Like any good politician, India’s prime minister Narendra Modi knows how to speak to his audience.
He arrived in the US on Friday to much fanfare and even more expectation. In his maiden speech at the UN, he spoke as the leader of the global poor saying, “when we think of the scale of want in the world—2.5 billion people without access to basic sanitation; 1.3 billion people without access to electricity; or 1.1 billion people without access to drinking water—we need a more comprehensive and concerted direct international action.”
Later that day, in a surprise appearance at the Global Citizen’s Festival in Central Park, he spoke in English to the overwhelmingly young crowd. His choice to speak in a language he rarely uses in public was likely a way to connect with an American audience. He did make a gaffe, telling actor Hugh Jackman—who introduced him on stage—”May be the force be with you,” a line from the Star Wars films, although Jackman has never appeared in any.
On Sunday, his audience was nearly 20,000 Indian-Americans at New York’s iconic Madison Square Garden. Modi’s message was clear to this largely affluent non-resident Indian (NRI) crowd: invest in India, and Modi will make it the country they fantasize about. “You have loved me more than any other leader. To pay back this debt, I am going to make the India of your dreams,” Modi told the crowd.
“You have loved me more than any other leader. To pay back this debt, I am going to make the India of your dreams,” Modi told the crowd.
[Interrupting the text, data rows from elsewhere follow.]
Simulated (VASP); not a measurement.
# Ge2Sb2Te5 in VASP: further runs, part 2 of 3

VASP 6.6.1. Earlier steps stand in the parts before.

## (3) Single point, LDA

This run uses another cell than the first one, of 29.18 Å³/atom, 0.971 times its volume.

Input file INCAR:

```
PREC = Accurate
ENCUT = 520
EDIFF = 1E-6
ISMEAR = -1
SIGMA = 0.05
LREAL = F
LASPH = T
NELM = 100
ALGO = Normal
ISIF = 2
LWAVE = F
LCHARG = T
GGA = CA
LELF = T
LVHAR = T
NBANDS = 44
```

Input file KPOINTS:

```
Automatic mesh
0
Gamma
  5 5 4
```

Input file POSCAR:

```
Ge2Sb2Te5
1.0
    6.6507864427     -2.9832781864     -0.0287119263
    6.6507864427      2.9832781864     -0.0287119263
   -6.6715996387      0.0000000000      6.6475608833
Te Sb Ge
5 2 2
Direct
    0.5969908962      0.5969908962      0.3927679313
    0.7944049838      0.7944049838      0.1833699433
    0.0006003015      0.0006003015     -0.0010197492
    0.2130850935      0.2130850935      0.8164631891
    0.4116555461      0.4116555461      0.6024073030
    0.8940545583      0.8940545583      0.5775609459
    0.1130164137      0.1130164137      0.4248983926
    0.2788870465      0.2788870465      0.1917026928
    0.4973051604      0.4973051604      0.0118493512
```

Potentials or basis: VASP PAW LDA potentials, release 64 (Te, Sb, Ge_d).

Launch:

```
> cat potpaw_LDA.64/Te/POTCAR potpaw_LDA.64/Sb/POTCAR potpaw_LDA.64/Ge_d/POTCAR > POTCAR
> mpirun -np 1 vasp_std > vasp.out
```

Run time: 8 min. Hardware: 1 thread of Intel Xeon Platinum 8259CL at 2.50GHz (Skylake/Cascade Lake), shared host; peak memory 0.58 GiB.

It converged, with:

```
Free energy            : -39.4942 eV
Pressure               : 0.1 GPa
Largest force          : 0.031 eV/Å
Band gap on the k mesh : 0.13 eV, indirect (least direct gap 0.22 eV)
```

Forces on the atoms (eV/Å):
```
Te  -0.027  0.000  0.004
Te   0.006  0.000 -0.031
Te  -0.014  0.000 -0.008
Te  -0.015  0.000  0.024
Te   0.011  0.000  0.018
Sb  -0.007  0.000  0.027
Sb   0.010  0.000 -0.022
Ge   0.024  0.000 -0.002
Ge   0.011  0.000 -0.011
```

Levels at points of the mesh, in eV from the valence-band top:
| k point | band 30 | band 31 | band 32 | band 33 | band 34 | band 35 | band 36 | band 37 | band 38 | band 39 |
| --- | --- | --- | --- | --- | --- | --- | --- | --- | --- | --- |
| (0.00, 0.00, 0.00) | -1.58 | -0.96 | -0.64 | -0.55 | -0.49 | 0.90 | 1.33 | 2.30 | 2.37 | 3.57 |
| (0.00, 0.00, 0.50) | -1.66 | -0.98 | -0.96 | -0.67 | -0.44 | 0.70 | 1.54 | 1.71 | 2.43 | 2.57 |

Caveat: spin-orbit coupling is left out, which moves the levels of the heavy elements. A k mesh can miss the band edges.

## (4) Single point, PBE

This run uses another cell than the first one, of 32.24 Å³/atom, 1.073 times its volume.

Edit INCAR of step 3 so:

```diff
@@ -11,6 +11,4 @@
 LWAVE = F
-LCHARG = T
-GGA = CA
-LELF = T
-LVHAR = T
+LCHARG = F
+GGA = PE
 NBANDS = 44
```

His last speech in New York was Monday at the Council on Foreign Relations (CFR), a Manhattan think tank. A breakfast with 11 business chief executives was followed by a speech to a crowd of journalists, policymakers and academics. It was arguably the most substantive speech of his week in America, covering terrorism, gender equality and education equality.
“So, this is my government’s agenda: Educate your daughter and save your daughter,” he told a women rights activist who asked about his policy on promoting gender equality and confronting gender-based violence. He did have his lapses, which included skirting a question on Kashmir, but Modi left the influential crowd largely impressed.
Next stop was Washington, where he arrived on Monday to screaming hordes of Indians in the city’s embassy district, where he paid tribute to a statue of India’s founding father, Mahatma Gandhi. Modi and US President Barack Obama co-authored an op-ed in the Washington Post on a “renewed US-India partnership for the 21st century.”
On Tuesday, he finished out his US tour meeting with nearly 300 members of the US-India Business Council. There, he covered some thorny issues, including the current WTO dispute. But, his commitments to slashing through bureaucratic red tape and creating what he called a more “friendly” business environment in India was well received by the audience. “We are focusing in India not just on policies but also on processes to make it easy and productive to do business in India,” said Modi.
Looking visibly exhausted, he left Washington with promises of at least $41 billion worth in investments but, as the Times of India noted, “thorny issues such as Indian taxation laws, trade and civilian nuclear energy cooperation” remain unresolved. Some things can only be fixed with action, not speeches.